Hamilton and American revisionism

Miranda’s portrayal of Hamilton as a staunch abolitionist Hamilton is odd, considering Hamilton’s proximity to and readiness to profit from the act of slavery. Photo by Blueee77 on shutterstock.com

Hamilton is easily the most significant musical of the last 20 years. The show has been a hit since its debut in 2015. It has earned countless awards, reached No.2 on the charts and become an international phenomenon. 

Audiences have praised the show for its diverse casting and hip-hop-inspired songwriting. The show’s biggest supporters often call it an example of modern American excellence. 

While the show’s casting is genuinely something to behold, Hamilton is ultimately a tired, whitewashed interpretation of a history that defangs the atrocities of the slave trade and venerates men who wholeheartedly believed in their racial supremacy

Admittedly, the real-life Alexander Hamilton was never openly in favor of slavery. However, the real-life Hamilton was not the abolitionist that Lin Manuel-Miranda portrays him as in the play. 

Hamilton, in real life, married into one of the most prominent slave-owning families in colonial America and regularly procured slaves for them. On top of this, Hamilton’ proposed a federal military force for the explicit purposes of committing genocide against tribes of indigenous people. 

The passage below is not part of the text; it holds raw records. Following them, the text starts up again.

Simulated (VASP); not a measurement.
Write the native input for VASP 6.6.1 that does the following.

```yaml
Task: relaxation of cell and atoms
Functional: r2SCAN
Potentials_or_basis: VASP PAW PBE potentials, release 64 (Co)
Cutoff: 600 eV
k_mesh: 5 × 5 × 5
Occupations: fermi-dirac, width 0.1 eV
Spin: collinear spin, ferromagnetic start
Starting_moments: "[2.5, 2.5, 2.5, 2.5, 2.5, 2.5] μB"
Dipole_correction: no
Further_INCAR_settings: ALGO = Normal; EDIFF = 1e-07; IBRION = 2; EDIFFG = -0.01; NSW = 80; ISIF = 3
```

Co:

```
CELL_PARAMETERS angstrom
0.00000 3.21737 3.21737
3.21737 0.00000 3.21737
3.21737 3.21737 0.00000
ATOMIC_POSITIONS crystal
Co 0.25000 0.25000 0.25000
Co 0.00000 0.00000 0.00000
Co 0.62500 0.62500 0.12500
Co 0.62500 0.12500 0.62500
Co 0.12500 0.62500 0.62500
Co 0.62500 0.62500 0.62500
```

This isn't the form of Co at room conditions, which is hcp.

Perhaps Alexander Hamilton was not acting out of malice, and that is likely the case.  However, the reconfiguring of Hamilton and his ilk into these progressive heroes is not only unrealistically optimistic but erases much of what was critical to their ideology.

The portrayal of other founders is not much better. The slavery fanatic, George Washington, is depicted as the fatherly and strong general of the revolution and our first president. It is a picture taught to American children from a young age. 

Perhaps the onstage most criticism towards these figures is leveled at Thomas Jefferson. He has become, in many respects, the most controversial of the founding fathers for sexually assaulting 14-year old slave Sally Hemmings

While the play mentions Hemmings, she gets no dialogue, and the portrayal of Jefferson, while at times unsympathetic, he is still one of the main characters. His character is uncontrollably likable, with Daveed Diggs’ portrayal adding to the character’s popularity. However, many of the play’s butchered themes all stem from its creator. 

Miranda is adamant in his stance as a believer in the American dream. The opening song contains the lyrics, “The ten-dollar founding father without a father/Got a lot farther by working a lot harder/By being a lot smarter.” 

Hamilton, at its core, is the story of an immigrant who, through hard work and dedication, changed the world. This idea of bootstrapping is rather pervasive in American culture, and the survivorship biases of those who break the poverty cycle perpetuate it. It implies that any immigrant unable to succeed is somehow deserving of their socioeconomic status. 

Alexander Hamilton may have worked tirelessly, but America never gave the enslaved people he exploited the opportunities he had, regardless of their intelligence. The real-life Hamilton supported the original sin of America that denied opportunities to millions. 

Framing Hamilton’s story as an “Immigrant-Bootstrap” narrative feels particularly odd. Mainly as politicians have stereotyped immigrants of color as lazy people, which consequences carry on to this day.

This article is not the first critical piece written about Hamilton. Lin Manuel Miranda has responded to the criticism surrounding his play’s portrayal of slavery and its treatment of its characters. The show was written knee-deep in the Obama years, during a wave of short-sighted optimism

Hamilton’s staunchest critics have likened its existence to Confederate monuments. The comparison is thin and misses Miranda’s more benevolent (though still myopic) politics than the United Daughters of the Confederacy. 

Nevertheless, the attitude that inspires such comparisons is the same. The idea is that America and its founders are used to gloss over current injustices.